Odder still is that some ‘English’ units aren’t even the same size as their Imperial namesake in England.
I can’t help you with the ‘why’ but I have seen images and articles like this so many times I can’t remember. I’m not sure how accurate these images are, but they are so pervasive on the internet that it doesn’t surprise me that they are taken as gospel.
I think it probably arises in argument, where sides tend to polarise and push each other to further extremes - the counterpoint being the ridiculous insistence that non-metric systems of measurement are every bit as simple to work with as metric, problems solely arising from unfamiliarity.
I first had it drilled into my head back in elementary school. We learned about the metric system with a healthy side dish of “Get this into your thick skulls, because everyone else in the world already does this, so you better learn it and not embarrass America!”
Actually, I’d say this is true in the US as well. I and all my fellow scienticians all use metric exclusively. I do think you hear metric more on British TV and radio than we do here in the US on things like cooking shows, though.
I don’t. Any time two types of measurements meet, there’s unnecessary work to do and extra potential for error.
Plus all the inherent problems with the imperial side of things (e.g. cubic inches to gallons requires another conversion).
I wish we’d just go completely metric. But I think it’s an ongoing process, being done slowly by stealth.
e.g. I was surprised that my 11-year old neice only knew her height and weight in metric units. She didn’t even have a rough idea of what a foot or stone was; they simply hadn’t mentioned imperial measurements at all in school.
We measure our ingredients differently - most kitchens in the UK (at least most where cakes are ever made) will have a set of scales in use - and those scales will almost certainly be graduated in both metric and imperial.

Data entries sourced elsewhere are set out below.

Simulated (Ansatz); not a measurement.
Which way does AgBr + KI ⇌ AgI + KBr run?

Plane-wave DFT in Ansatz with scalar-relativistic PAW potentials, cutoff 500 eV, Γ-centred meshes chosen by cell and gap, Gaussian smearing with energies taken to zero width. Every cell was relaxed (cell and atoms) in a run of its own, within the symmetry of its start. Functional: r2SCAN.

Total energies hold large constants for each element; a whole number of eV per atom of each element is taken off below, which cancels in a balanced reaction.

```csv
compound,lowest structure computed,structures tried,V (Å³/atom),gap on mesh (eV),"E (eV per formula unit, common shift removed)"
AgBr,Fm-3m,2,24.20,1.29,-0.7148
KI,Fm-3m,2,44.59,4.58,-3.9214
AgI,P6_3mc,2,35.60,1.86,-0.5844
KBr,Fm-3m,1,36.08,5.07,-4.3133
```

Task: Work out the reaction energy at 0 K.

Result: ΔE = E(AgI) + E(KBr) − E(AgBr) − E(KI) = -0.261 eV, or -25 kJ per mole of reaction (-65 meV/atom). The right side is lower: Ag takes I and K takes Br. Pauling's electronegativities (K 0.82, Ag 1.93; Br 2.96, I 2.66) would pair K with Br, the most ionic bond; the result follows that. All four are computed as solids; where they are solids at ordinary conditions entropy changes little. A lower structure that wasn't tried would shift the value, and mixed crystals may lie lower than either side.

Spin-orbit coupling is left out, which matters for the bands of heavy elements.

I cook and bake a lot - I’ve got measuring cups, but I hardly use them.
Also, we’re going to go metric. Yep, any day now. Aaany day. All them speed limit signs in mph will be in km/hr, all those cans and bottles of soda that have been dual-labeled for decades will go solely to liters and milliliters, and if you don’t know how many centimeters tall you are and how many millimeters your waist is and how many decigrams you weigh, well, you’ll have to go in for retraining at a Metric Re-Education [del]Center[/del] Centre, just like the Canadians.
American schools have been saying this to every generation of third graders since the 1970s, with many using the same textbooks since the tradition began.